Argentina Football Association president Luis Segura referred yesterday for the first time to the stunning wiretap revelations released involving former chief Don Julio Grondona, admitting that the recordings left his organization in an uncomfortable situation.
Among other misdeeds, in the tapes played by television show La Cornisa on Sunday evening Grondona was heard boasting about paying off a referee for a 2013 Libertadores Cup match, and claimed to have undue influence in the designation of officials.
These are not happy times in the AFA”, Segura admitted to Radio América. “This hits hard and it was not in anyone’s plans to go through this type of situation. But these are problems of the past, not current ones.”

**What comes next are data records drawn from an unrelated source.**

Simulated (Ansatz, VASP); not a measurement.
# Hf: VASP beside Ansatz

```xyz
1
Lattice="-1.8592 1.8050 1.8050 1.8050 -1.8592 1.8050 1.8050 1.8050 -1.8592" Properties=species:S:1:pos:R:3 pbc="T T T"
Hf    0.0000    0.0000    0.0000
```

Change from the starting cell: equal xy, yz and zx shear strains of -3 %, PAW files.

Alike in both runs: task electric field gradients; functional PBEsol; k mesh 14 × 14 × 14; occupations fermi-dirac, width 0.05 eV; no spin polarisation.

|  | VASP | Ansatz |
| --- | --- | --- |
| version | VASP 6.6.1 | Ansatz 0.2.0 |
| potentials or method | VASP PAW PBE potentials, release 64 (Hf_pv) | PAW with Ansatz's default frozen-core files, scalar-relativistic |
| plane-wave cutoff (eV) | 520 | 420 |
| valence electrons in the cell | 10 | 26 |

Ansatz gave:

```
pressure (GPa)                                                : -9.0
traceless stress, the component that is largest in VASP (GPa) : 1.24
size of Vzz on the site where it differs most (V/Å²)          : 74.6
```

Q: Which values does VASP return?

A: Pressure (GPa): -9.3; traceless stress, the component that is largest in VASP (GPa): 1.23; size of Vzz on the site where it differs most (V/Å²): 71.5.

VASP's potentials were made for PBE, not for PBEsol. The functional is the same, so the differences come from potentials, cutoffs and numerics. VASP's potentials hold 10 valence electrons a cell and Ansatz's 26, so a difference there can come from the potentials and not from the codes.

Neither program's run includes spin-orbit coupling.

The ex-Argentinos Juniors boss did move to defend one of the people implicated in the wiretaps, Lanús’ Alejandro Marón. “The chat was nothing terrible. He is asking for the results of a drug test to be available quicker to abide by the rules,” he said, referring to one conversation where Marón appears to ask Grondona for advance notice of a doping examination for one of his players.
Segura added that “this will be the hardest year of the post-Grondona era. Everything that has happened lately is bad.”
Gnecco to leave Conmebol
While the AFA president is yet to officially confirm his decision, Argentina’s representative to the Conmebol governing body’s Committee of Referees looks certain to lose his job over the scandal. Abel Gnecco was taped in a conversation with Grondona where the former head admitted putting Paraguayan referee Carlos Amarillo into a Boca Juniors game to ensure the Xeneize beat Corinthians.
According to the NA agency Segura was furious at the apparent connivance between his predecessor and Gnecco in designating referees for key South American games. The official is likely to be removed from his position at the end of the Copa America tournament.